B.C. man who shot transit police officer convicted of 4 charges but acquitted of attempted murder

·3 min read

The man who shot a transit police officer twice at a Surrey SkyTrain station last year has been found not guilty of attempted murder.

But a provincial court judge has convicted 37-year-old Daon Gordon Glasgow of the lesser included charge of aggravated assault, along with three other charges, in the Jan. 30, 2019 shooting of Const. Josh Harms — firing a gun with the intention of endangering the officer's life, reckless discharge of a firearm and possessing a gun without a licence.

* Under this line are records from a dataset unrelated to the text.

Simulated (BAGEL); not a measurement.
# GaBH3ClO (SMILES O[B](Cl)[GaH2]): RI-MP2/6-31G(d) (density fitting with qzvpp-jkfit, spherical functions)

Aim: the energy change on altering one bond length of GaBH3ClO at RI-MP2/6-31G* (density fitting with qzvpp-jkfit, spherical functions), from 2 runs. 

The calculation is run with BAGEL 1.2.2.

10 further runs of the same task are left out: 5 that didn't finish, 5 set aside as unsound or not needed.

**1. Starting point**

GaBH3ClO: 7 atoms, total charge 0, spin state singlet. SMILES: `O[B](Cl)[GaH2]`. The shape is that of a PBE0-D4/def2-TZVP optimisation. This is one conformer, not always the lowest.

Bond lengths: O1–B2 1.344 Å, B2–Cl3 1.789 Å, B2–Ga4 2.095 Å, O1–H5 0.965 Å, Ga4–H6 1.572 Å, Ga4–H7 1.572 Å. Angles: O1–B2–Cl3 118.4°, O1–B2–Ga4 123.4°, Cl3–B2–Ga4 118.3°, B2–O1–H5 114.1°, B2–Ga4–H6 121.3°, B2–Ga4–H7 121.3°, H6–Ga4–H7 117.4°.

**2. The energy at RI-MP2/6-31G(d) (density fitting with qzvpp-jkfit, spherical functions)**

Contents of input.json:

In an Oct. 15 judgment, Judge Peder Gulbransen wrote that the Crown's case for attempted murder was based on circumstantial evidence, which made it particularly tricky to prove that Glasgow intended to kill Harms.

"The crucial time in which the intent to kill, as alleged by the Crown, would have to arise within one or perhaps two seconds. The shots never struck the officer in a vital part of his body. There was no background of animosity between the officers and Glasgow," Gulbransen wrote.

He said that the case against Glasgow was missing crucial context that is usually present in successful attempted murder cases — things like revenge between rival gangs or jealousy over a former lover.

"There is often evidence of an accused making angry or threatening statements before committing a violent act, which amounts to attempted murder," Gulbransen said.

The judgment has raised some eyebrows with Metro Vancouver Transit Police. On Monday, media relations officer Sgt. Clint Hampton tweeted that "It's hard to imagine how someone can point a gun at any person, fire the gun hitting the officer twice and not be found guilty of attempted murder."

Glasgow fled from plainclothes officers

Harms and his partner, Const. Chris Elvidge, were in plainclothes when they encountered Glasgow in the parking lot of the Scott Road station on the day of the shooting.

According to the judgment, Glasgow was unlawfully at large from his halfway house and carrying a restricted firearm at the time. When he spotted the officers, he ran into the station, forced his way through the gates without paying, removed a blue hoodie he had been wearing and sat on a seat on the platform to wait for a train, according to the judgment.

Before he bolted, neither officer had seen Glasgow do anything illegal and they didn't know who he was.

"Nonetheless, it seemed obvious that he wanted to avoid them because they were police officers. They followed him to find out why he was so desperate to avoid them," Gulbransen wrote.

Curtis Kreklau
Curtis Kreklau

The officers tracked Glasgow to the platform, and when Harms spotted Glasgow, he walked toward him with one arm out, saying something like "hey police."

"Harms saw the accused quickly stand up, take a handgun from his waist area and shoot him. The officer said that Glasgow was pointing the gun at his centre of mass," the judge wrote.

Two bullets hit Harms — one in the right arm the other in his left hand.

Glasgow testified that he panicked when he saw the officer and was on "automatic pilot" when he fired his weapon, according to the judgment. He then fled the scene, firing a couple rounds behind him to scare off anyone who might be in pursuit.

"Although Glasgow pointed the handgun at Constable Harms as he fled towards the escalator, he did not fire any more shots at the officer. That is, he had an opportunity to kill him, if that was his intention, but he did not use that opportunity," Gulbransen wrote.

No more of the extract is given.